At Timeraiser 2018, artist/philanthropist David Crinshaw was showcasing some of his signature gigantic 1-of-a-kind t shirts. Swallowing the wearer, and covered in brilliant brushstrokes. David’s shirts were displayed not only on models walking around the event but also on a large, to-scale versions of a metal clothing rack that was commissioned by Mr. Crinshaw. A beat up but well-loved white car was parked in the display, emanating a red light and various forms of smoke. This is where I met the assistant to Mr. Crinshaw, Nate Sasche, who explained to me that while the mogul Mr. Crinshaw was currently sailing around Thailand on one of his many yachts, he and I would be conducting the interview via phone conversation. I was honoured and humbled to be talking to the legendary David Crinshaw about many topics including art, inspiration, the industry, and the dance that is fashion.

Above: The author and Nate Schashe, assistant and self-described “coffee gopher” to Mr Crinshaw, speaking with Mr Crinshaw on the phone.

How did you get the idea for your most popular medium, your oversized t shirts?

Painting on our 20 xl’s makes them one of a kind, so we’re creating an original piece that is essentially unwearable. While we’ve been working with the shirts for a while, I find that it is a perfect combination of art and fashion.

What interests you about blending those two mediums?
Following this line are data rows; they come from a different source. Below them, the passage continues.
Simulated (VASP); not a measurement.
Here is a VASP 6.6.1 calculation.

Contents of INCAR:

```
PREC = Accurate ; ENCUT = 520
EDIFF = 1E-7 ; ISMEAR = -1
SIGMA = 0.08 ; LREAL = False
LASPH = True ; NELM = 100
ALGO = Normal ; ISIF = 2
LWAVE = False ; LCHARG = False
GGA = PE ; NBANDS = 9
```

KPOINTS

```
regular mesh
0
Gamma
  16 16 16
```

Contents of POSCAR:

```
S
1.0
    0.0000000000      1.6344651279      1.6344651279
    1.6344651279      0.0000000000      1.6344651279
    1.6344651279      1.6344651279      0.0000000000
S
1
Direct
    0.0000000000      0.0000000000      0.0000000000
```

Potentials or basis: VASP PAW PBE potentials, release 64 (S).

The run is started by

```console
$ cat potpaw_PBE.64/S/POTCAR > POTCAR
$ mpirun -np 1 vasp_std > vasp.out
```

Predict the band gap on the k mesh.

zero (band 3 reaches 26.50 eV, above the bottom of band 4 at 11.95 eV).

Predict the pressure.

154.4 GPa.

I feel that fashion is equally a rise to the occasion of the demands of culture, participating in interactions socially, but also art. I feel like the art comes through in trying yourself to the nuance of the everyday. What is current? What is relevant? It’s equally as performative as it is an artistic enterprise.

Above: The 20xl t-shirts hanging on the giant rack.

Andy Warhol once said that fashion is more art than art is. Do you feel as though this resonates with your work?

Sometimes with art, new ideas are preaching to the choir. There are no more risks to be had. Fashion has a much more avant-garde nature because it has a lot more of an immediacy and relevance to pop culture. Art was traditionally consumed in the 20th century as a wall piece. Now, young people are not consuming art in the same ways. We don’t own property, so there is much more of a relevance with fashion because you can immediately wear it, and it becomes our property.

In terms of use value, the immediacy is in the art that is wearable, because you’re not bound by gallery walls and artificial constructs. You can immediately enact it, take it out, and be seen.

What does art mean to you?

Why are we alive? What is the meaning of life? Art. If we are infinitesimal organisms that observe reality and are bound to the confines of being born and born again, then the only excuse that we have – the justifications for being alive – is to create and experience art. Science is very important too. Life is about art, and understanding what it means to proceed in the nature of ourselves.

What does fashion mean to you?

Anyone can dress well, and anyone can have confidence. If I had enough confidence, I could go to an event and convince someone there that they were dressed incorrectly but I was dressed correctly. But what fashion really means is to have a certain aura. There are people that are followers, and there are people that are artists. The imperative is not to be one or the other… The joy is the experimentation that comes from conversations.

If you feel something good from wearing or doing something, you should trust your instinct. There is no dialogue between what is in vogue and what feels right – and that is the dance that is fashion.